12 december 2023

construction contracts

In the Netherlands, construction contracts are usually drafted on the basis of Dutch terms and conditions, such as the UAV 2012 and the UAV-GC 2005. Sometimes, international building contracts such as FIDIC are applied.

Whatever the terms and conditions that are used, it is the custom for Dutch law to be declared applicable. This entails a number of points of attention.

1. Even without a signature one may be bound by a contract or by additional arrangements

In the Netherlands a construction contract has no prescribed form. For the contract or additional arrangements to be valid it is not required that a written contract / annex is signed by both parties. Needed is an offer and the acceptance thereof (Section 6:243 of the Dutch Civil Code (DCC)).

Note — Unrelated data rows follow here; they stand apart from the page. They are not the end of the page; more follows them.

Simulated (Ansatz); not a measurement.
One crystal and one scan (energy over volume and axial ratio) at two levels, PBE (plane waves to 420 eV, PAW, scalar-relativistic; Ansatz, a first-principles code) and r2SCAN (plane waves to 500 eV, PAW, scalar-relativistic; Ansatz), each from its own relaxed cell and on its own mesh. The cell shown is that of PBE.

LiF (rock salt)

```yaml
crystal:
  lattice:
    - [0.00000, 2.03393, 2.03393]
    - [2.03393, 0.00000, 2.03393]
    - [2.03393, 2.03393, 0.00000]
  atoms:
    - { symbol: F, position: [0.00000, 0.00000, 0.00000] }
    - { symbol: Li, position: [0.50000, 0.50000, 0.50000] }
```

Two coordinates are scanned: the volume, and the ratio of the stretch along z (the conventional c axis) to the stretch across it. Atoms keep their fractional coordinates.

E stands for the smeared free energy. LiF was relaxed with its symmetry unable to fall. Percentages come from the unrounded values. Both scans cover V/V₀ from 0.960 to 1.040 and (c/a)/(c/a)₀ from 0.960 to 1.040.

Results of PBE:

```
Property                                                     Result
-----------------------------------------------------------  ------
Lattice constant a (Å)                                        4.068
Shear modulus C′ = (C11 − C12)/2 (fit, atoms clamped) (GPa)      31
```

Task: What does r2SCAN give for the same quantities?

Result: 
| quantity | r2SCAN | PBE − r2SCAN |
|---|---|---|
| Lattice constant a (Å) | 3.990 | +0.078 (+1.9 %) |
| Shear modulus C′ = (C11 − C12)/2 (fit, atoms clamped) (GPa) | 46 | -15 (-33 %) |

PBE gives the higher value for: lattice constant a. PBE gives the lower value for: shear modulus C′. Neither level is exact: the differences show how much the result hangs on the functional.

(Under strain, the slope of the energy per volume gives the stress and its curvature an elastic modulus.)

  • A construction contract may arise from an oral instruction by the client.
  • A draft construction agreement or a draft rider may apply between the parties. The acceptance thereof may follow, for example, from the circumstance that a contractor has begun to do the work included in that agreement and the client pays him according to the contractual payment   schedule.
  • Additional arrangements to a (written) contract may be valid without being recorded in a rider to the contract. Such arrangements may be evidenced by, for example, the minutes of a construction site meeting.

2. Not necessarily only what the contract says matters

If a construction contract has been negotiated between the client and the contractor, its interpretation is not necessarily only a matter of a purely linguistic interpretation of the provisions of the contract. Decisive is the meaning the parties could reasonably ascribe to each other’s acts and representations and what they could reasonably expect from each other in that regard[1]. When explaining a contract made by two professional parties, the text must be accorded considerable significance but still all circumstances of the case must be taken into account[2], for example:

  • Correspondence about the contract in which certain arrangements are discussed.[3]
  • Whether a certain interpretation of an arrangement is in line with the purpose of the contract.[4]
  • How the parties have acted after concluding the contract.[5]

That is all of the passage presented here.